On Mon, 2011-08-22 at 05:17 -0400, Laine Stump wrote:
> For some reason beyond my comprehension, the designers of SRIOV ethernet 
> cards decided that the virtual functions (VF) of the card (each VF 
> corresponds to an ethernet device, e.g. "eth10") should each be given a 
> new+different+random MAC address each time the hardware is rebooted. 

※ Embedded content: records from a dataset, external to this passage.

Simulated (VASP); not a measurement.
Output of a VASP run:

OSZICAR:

I read this is to avoid wasting MAC addresses from the vendor's pool
which might never be used

> Normally, udev keeps a persistent table that associates each known MAC 
> address with an ethernet device name - any time an ethernet device with 
> a previously-unknown MAC address is found, a new device name is 
> allocated ("eth11", etc) and the newly found MAC address is associated 
> with that device name. When an ethernet device is an SRIOV VF, though, 
> udev doesn't persist the MAC address, so at each boot a device is found 
> with a new MAC addres, but the device name from the previous boot is 
> "unused" so magically the device ends up with the same name even though 
> the MAC address has changed.

RHEL 6.1 seems to use the PCI id to manage the inteface name
in /etc/udev/rules.d/70-persistent-net.rules:

# PCI device 0x8086:0x10ed (ixgbevf)
SUBSYSTEM=="net", ACTION=="add", ATTR{dev_id}=="0x0",
KERNELS=="0000:15:10.0", ATTR{type}=="1", KERNEL=="eth*", NAME="eth8"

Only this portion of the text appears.